Tuesday, January 21, 2014

Excellent Eggs






































Getting actual free range eggs is not as easy as you might think.   The terms "free range" and "cage-free" actually have limited legal meaning.  Often times "free range" means 80,000 chickens crammed into a barn on top of each other, with a tiny door leading to a patio that can hold 100 chickens.   And stories abound of unscrupulous farmer's market vendors simply taking grocery store eggs and selling them as their own.

A good way (I think) to spot "real" eggs is to see if they are irregular.  Unlike grocery store eggs which will all look identical, like a Pringles potato chip, real eggs will have specks, different colors, varied shades.  The above eggs came from the Beverly Hills farmer's market.  The top one is one of their "blue" eggs, which actually does appear blue in real life.
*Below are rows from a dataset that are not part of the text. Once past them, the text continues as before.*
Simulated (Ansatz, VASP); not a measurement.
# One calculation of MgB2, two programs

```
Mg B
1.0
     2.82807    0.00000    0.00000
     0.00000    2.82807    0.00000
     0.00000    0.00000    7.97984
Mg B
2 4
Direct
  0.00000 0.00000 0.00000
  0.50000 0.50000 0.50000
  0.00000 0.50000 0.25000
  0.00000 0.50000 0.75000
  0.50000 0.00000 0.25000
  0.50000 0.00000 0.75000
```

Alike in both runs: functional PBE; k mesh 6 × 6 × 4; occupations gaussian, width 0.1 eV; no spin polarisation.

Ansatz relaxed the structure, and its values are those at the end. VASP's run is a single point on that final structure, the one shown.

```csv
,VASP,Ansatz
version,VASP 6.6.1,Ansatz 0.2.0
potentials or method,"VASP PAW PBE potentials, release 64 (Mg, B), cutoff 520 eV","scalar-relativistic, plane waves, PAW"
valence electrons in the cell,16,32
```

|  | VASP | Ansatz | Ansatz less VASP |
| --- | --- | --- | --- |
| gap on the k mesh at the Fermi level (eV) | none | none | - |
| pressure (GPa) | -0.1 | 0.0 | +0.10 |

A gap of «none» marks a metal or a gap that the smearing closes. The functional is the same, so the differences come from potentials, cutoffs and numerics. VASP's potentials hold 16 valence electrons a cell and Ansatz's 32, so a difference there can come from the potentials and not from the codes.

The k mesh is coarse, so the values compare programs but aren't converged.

In the grocery store, there are almost no genuine quality eggs.  A good website that rates eggs is called Cornucopia Institute.    http://www.cornucopia.org/organic-egg-scorecard/  There, you can see eggs rated "5 eggs":



























And eggs rated "1 egg."


























A surprising 1 egg rating is Horizon Organic.  On the packaging, they have happy dancing cows and birds, but they appear to in reality be eggs, cheese, milk, and butter produced by a giant agribusiness.  The term "organic" is also not legally binding, unless you have "USDA Organic" on there.


The only locally available five star egg appears to be Vital Farms.  




These cost double the eggs you'd buy at Ralph's, but hopefully it is worth it.  They certainly look like "real" eggs, and you even get a report on which flock your eggs came from.